Wheel Vector

Storytellers find rich material in mountain’s name

Written by Beverly Lane in the Valley Pioneer as a “Valley Vignette” on August 26, 1987

ONCE the name “Diablo” was attached to the mountain, peoples’ fancies took flight, limited only by their imagination or ideas of the devil. Sulphurous odors, poisoned gold, satanic bears and cavernous, flame-spuming openings appear in different versions.

One story of the name which is often cited as fact comes from Gen. Mariano Vallejo, a prominent transition leader in the change from Mexican to American California. In his famous report to the California Legislature on April 16, 1850, he established and explained the names of the counties of California and included information on Mount Diablo’s name.

His version shows that the original incident in the thicket was probably a well-known piece of oral history by the 1850s.

“In 1806 a military expedition from San Francisco marched against the tribe Bolbones, who were encamped at the foot of the mount. The Indians were prepared to receive the expedition and a hot battle began in the large hollow fronting the western side of the mountain.

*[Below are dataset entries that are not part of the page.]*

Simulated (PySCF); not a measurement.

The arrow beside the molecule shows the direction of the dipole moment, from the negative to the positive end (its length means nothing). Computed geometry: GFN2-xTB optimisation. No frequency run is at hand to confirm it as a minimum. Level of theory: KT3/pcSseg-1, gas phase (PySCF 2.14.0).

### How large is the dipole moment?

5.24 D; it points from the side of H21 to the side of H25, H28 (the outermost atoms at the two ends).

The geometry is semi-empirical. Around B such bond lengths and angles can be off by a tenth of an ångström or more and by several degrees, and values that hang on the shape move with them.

“As victory was about to be decided in favor of the Indians, an unknown personage, decorated with the most extraordinary plumage, and waiving his arms as if to cast a spell on the intruders, suddenly appeared on the battlefield. The soldiers were routed and the incognito (Puy) departed towards the mountain.

“The defeated Spaniards, finding out that the spirit went through the same ceremony daily and at all hours, named it ‘Monte del Diablo,’ in allusion to its mysterious inhabitant…in the native tongue, ‘Puy’ signifies ‘evil spirit’; in Spanish it means ‘diablo,’ and doubtless it signifies ‘devil’ in the Anglo-American language.”

This story has some elements of the actual 1805 battle with embellishments worthy of a fine storyteller, which Vallejo most assuredly was.

Another story, said to have come from a mission archive, told of an early friar’s efforts to suppress evidence of gold on the “high mountain” next to the Bay. In the story, the friar mixed the gold with poison and let the natives see what happened when their dogs drank the potion. When they died, the friar preached on the evil of gold and convinced the natives to avoid gold from the mountain.

Gold was held to be diabolical in this tale, and because of this, the friar christened the mountain after the devil. Considering the havoc the real gold discovery created for Hispanic California, this story might have shown some prescience. However, according to Beverly Ortiz, East Bay Regional Park District naturalist and historian, it was written early in the 1860s and was therefore not at all prophetic.

Accounts of soldiers pursuing native horse thieves tell about the thieves disappearing when “Lo, from a cavernous opening ahead there issued forth such fierce flames accompanied by such terrible roaring that they thought themselves within a riata’s throw of…His Infernal Majesty’s summer palace.” Munro-Fraser’s 1882 History of Contra Costa County includes this legend along with several others.

One of the most famous stories about the mountain was written by Bret Harte and appeared in the Atlantic Monthly of October 1863. Called The Legend of Mount Diablo, it tells about a Father Jose whose search for converts leads him to the summit of the mountain where he meets the devil in the guise of an old hidalgo. The hidalgo lays temptations before the padre before becoming a bear and attacking him. The padre then names the mountain for the devil.

Harte’s is a whimsical and entertaining story which he never claimed to be true. In fact he began by saying, “The cautious reader will detect a lack of authenticity in the following pages.”

Written less than a decade after Harte tutored the four sons of a Tassajara rancher, the story showed Harte’s familiarity with the mountain and with typical tales of the devil which were part of the oral tradition of the “hijos del pais,” the Hispanic “sons of the land.” In Harte’s tale the devil was not clever enough to tempt the holy father, unlike the devil’s reputed success with some of the hijos.

In the 20th century campers have found some physical phenomenon which they think may have contributed to the perpetuation of these tales. The author of the Oakland Tribune’s Knave column, cited a camper near the head of Mitchell Canyon in 1910 who said he was awakened by an eerie roar which rose to a high pitch, died out and returned. Evidently a rush of hot air from the valley below was the cause. On another occasion, the camper saw a wraithlike figure at sunrise, formed by a combination of sun rays, mountain edges and a fog bank.

Writers have let their imaginations range free as they created stories about the mountain and the devil. To some the name remains an unhappy choice and attempts to “remove the devil from the mountain” are pursued at least once a decade.

Resources: John Dengel, A Portrait of a Mountain, Oakland Tribune, Jan. and Feb. 1961; Erwin G. Gudde, California Place Names, 1969; Bret Harte, The Legend of Mt. Diablo, Atlantic Monthly, Oct. 1863; F. J. Hulaniski, The History of Contra Costa County, California, 1917; J. P. Munro-Fraser, History of Contra Costa County, 1882; Mariano Vallejo, California Special Commission on the derivation and definition of County names, 1850.